RP 3: The importance of ice nuclei types and freezing modes for the initiation of the ice phase and precipitation - Model studies based on laboratory measurements.

Dr. Karoline Diehl

Institute for Atmospheric Physics, University of Mainz

Dr. Miklós Szakáll

Institute for Atmospheric Physics, University of Mainz

Mitarbeit: Oliver Eppers (Masterstudent), Amelie Mayer (Bachelorstudent)

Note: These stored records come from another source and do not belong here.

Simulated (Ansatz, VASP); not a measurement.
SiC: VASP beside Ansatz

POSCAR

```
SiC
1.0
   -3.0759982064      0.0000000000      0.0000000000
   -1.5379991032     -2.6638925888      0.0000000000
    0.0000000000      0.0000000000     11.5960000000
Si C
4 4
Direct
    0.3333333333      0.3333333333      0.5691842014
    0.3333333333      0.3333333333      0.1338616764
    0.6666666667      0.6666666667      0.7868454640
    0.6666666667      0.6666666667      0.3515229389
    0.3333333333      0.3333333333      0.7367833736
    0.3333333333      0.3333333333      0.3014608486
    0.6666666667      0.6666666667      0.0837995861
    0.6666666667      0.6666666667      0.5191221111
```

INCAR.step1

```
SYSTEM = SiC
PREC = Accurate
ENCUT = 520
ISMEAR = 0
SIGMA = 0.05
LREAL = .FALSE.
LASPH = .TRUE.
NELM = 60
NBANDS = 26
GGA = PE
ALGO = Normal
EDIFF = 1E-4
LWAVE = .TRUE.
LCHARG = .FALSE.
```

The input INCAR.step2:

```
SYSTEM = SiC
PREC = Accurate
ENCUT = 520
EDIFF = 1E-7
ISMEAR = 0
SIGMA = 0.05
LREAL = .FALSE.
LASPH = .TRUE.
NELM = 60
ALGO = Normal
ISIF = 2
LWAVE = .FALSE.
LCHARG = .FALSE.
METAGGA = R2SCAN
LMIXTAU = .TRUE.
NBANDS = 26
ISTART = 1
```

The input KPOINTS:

During INUIT-1, this project investigated the impact of ice nucleating particles on mixed-phase convective clouds. An air parcel model with detailed cloud microphysics which provides a direct link between aerosol particles and cloud development was used for microphysical process studies. Descriptions of heterogeneous freezing processes in immersion, contact, and deposition modes were modified or newly added. These parameterizations are based on previous and new field and laboratory measurements mainly from the INUIT research group. Figure 1 shows experimental data used for the parameterization of immersion freezing.

Figure 1: Parameterization of immersion freezing: Numbers of active sites per unit mass as function of temperature for various particle types based on previous and INUIT measurements. From Diehl and Mitra, ACPD, 2015, with changes.

The experimental part included laboratory experiments of immersion and contact freezing by means of the Mainz vertical wind tunnel and an acoustic drop levitator (WP1). Figure 2 gives example results for illite NX.

Figure 2: Surface densities of active sites as function of temperature determined from wind tunnel (WT) and acoustic levitator (AL) measurements for various particle surface areas per drop. From Diehl et al., ACP, 2014.

As a next step in INUIT-2, it is planned to switch to a more complex state-of-the-art model system. To understand the link between atmospheric aerosol particles, cloud properties, and precipitation, the most exact description of cloud microphysics is given by spectral microphysical schemes such as the one used during INUIT-1. During early years it was only possible to combine such schemes to simple models such as box or axisymmetric ones but for the last decade computational resources allow three-dimensional modeling. This will be performed with the 3D model COSMO-SPECS.

In the experimental part, experiments in the immersion mode are continued with two techniques, the Mainz vertical wind tunnel and the acoustic drop levitator. For contact freezing, new experimental methods will be designed at the wind tunnel to simulate realistic conditions. Single supercooled drops will be freely floated in the tunnel while potential contact ice nucleating particles are carried along with the air stream and collide with the drops as in real clouds. The collision rate will be calculated by numerically integrating the differential equation of particle motion in a viscous flow around a drop.

The objectives of INUIT Phase 2 are:

Development of an improved method to investigate contact freezing at the Mainz vertical wind tunnel, comparison of the results to INUIT methods in WP-L.
Comparison of two methods to study immersion freezing with each other and to INUIT methods in WP-L and WP-F.
Derivation of parameterizations of immersion, contact, and deposition freezing for new particle types and improvement of existing parameterizations on the base of INUIT results from WP-L and WP-F.
Extension of a state-of-the-art model by improved treatment of ice nucleation: the 3D convection-resolving model COSMO-SPECS with spectral bin microphysics.
Assessment of the atmospheric relevance of the ice nucleation regimes probed in INUIT WP-L and WP-F.
Quantifying the contribution of possible ice formation modes to atmospheric ice formation in convective clouds.
Studying the sensitivity of the cloud microphysics and precipitation amount to realistic variations in the ice nuclei types and distributions.